I want to savor this.


As I stand on the lip of graduating, I’ve made a habit of standing on the lip of Jenks Library too. Evening has fallen and the sky is white and deepens to blue above me. One time my friend Michael came out of the library at one of the moments when I was feeding my nostalgic nature. He said hello and we chatted. And then we just stood there, shoulder-to-shoulder, and then he looked at me and said softly, “You’re really gonna miss this, aren’t you?”


“Yeah,” I said. My voice sounded like cotton.

*

My method of coping with stress is making Spotify playlists, because sometimes words fail even a writing major. So, as you can imagine, I have a lot of Spotify playlists. The most recent one I made is called “Gradu-wait”, which doesn’t require a lot of explanation and I thought was very clever. It’s an eclectic mix of songs about moving on while looking back—an ability I’m still cultivating— and of soundtracks in the bittersweet key of D, which reminds me of summertime and sunsets and of things ending in a good way.


I know graduating is a new beginning. I know I’m standing on the threshold of “real life.” But it feels like stepping onto a familiar beach after it’s been ravaged by a nor’easter, and the landscape has changed far beyond what you remember. Some days I’m okay with that change, because it’s still beautiful in its own way. Other days I cling on to every fiber of what I knew before.


“There are far, far better things ahead than any we leave behind,” says Jack Lewis in my head, a pipe in his mouth. This is not something that I always want to remember. But you can’t exactly tell C. S. Lewis to shut up, now can you?

*

“Do you think we’ll remember here in Heaven?” Grace asks me. We’re in her kitchen that smells like eucalyptus and tea, in a dorm I’m going to have to say goodbye to. Here means this life, this messy stew of heartbreak and joy and fury and strange spontaneity.

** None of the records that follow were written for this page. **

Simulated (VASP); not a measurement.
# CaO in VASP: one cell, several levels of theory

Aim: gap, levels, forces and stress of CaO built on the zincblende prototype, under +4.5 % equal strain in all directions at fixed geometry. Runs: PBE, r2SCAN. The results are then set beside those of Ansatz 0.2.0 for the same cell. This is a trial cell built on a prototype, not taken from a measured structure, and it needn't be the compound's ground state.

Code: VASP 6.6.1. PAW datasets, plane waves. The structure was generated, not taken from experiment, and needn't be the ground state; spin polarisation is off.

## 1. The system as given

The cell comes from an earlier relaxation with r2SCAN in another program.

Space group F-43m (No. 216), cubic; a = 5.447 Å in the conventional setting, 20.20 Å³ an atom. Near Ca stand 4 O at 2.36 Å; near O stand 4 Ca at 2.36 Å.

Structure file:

“I hope so,” I say, and I really do. I can see us sitting around a fire on the New Earth, the stars above us and sticky marshmallows in our hands (because, let’s face it, marshmallows clearly will exist on the New Earth). And we’re exchanging stories—stories of struggles, stories of heartbreak, stories of the darkest moments we can fathom—stories that, on the other side of living, will be testaments to the goodness and faithfulness of God. I’m explaining this to her and—oh gosh—my eyes suddenly prickle and I’m crying in the general direction of her microwave. My family and friends, the people I am most afraid of saying goodbye to, are my brothers and sisters; we share the same faith, the same hope of Heaven. If I truly believe that, I have the comfort of rejoicing with them again. I cling to it like a candle in the dark.


There will be other moments like this that I’ll have to make playlists for. There will be a lot of crying and a lot of songs in the bittersweet key of D. But Jack-Lewis-in-my-head is right. The things that are ahead will be unknowable until I face them. Stepping forward into them is scary. But the hope of Heaven is everything I will miss and anticipate all rolled into one, a glorious collage of all the things I love. The memories that I make now, these candles in the dark, enable me to walk forward. They allow me to trust that the people who I hold in my heart will hold me in theirs. That is a glorious thing.


There will be plenty of farewells, but I want to make this a good-bye.